In response to an excellent article by Glenn Lockwood from the Lawrence Berkeley National Lab, Ellexus CEO Rosemary contributed an article on POSIX I/O and exascale to The Next Platform.
Read an extract of the article below and find the full piece on The Next Platform.
First published on The Next Platform: When POSIX I/O meets exascale, do the old rules apply?
By Dr. Rosemary Francis
We’ve all grown up in a world of digital filing cabinets. POSIX I/O has enabled code portability and extraordinary advances in computation, but it is limited by its design and the way it mirrors the paper offices that it has replaced.
The POSIX API and its implementation assumes that we know roughly where our data is, that accessing it is reasonably quick and that all versions of the data are the same. As we move to exascale, we need to let go of this model and embrace a sea of data and a very different way of handling it.
In computer science, it was often said that there are only two ideas in the discipline: abstraction and caching. While this holds for a lot of sophisticated solutions, those ideas break down very quickly when moving to exascale.
In the Next Platform piece, “What’s So Bad about POSIX I/O?” the author gives his expert take on exactly why POSIX I/O is holding back performance today, such as how the semantics of the POSIX I/O standard in particular provide a real limitation. To add to those points, it is indeed high time we come up with a new design. POSIX I/O was designed at a time when storage was local. It was simple to implement systems where applications had a consistent view of what was on disk. In a world of distributed systems and exascale compute, we can no longer rely on the assumption that all programs are looking at the same view of the data.
As systems grow, the time taken to sync data increases and long distributed lock times will become the biggest bottlenecks. We need to move to a world where data tiering and access times form part of the system design from the start.

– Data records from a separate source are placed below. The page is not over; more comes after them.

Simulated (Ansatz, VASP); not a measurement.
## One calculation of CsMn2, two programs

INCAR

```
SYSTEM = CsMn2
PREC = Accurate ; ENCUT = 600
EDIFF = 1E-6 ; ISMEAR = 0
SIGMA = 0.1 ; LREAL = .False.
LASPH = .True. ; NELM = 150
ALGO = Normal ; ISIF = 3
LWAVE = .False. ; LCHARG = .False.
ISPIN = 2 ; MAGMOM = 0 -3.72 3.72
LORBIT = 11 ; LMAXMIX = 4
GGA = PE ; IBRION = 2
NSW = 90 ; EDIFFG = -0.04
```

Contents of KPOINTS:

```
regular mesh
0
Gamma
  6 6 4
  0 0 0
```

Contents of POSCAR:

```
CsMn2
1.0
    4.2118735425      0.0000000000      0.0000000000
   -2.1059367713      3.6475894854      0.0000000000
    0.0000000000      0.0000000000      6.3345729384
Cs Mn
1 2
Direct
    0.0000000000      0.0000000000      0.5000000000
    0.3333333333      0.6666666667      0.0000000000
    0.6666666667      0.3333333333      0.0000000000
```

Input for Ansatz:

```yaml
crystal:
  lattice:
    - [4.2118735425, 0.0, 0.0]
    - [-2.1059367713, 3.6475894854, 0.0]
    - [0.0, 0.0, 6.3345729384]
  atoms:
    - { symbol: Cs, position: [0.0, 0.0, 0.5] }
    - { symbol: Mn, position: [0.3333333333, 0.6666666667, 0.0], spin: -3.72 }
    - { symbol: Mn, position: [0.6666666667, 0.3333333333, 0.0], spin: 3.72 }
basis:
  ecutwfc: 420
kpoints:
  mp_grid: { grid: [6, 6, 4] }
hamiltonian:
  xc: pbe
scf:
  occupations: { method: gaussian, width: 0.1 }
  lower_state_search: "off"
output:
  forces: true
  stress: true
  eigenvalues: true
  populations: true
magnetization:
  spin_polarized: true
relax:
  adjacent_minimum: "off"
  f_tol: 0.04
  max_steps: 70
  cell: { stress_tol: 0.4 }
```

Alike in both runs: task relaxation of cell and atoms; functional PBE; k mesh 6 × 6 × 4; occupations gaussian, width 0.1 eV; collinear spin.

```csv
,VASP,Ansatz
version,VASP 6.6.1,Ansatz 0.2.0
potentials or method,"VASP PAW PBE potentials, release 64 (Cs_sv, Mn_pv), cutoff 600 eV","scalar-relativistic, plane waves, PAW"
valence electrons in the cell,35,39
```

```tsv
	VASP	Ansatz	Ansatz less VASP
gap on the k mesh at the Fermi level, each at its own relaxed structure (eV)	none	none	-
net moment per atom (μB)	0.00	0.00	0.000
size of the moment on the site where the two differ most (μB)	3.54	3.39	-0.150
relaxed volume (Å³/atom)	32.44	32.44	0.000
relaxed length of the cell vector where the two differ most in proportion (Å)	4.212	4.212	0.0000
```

The design of the I/O needs to take as much engineering effort as the compute algorithms we are used to profiling. A highly optimised application can be dramatically slowed down by bad I/O design and silly mistakes, such as shared log files or small I/O operations. Often the application is fine, but the environment it is deployed into makes the wrong choices. We’ve seen start up scripts try to open every file in the home directory in order to set a licence option.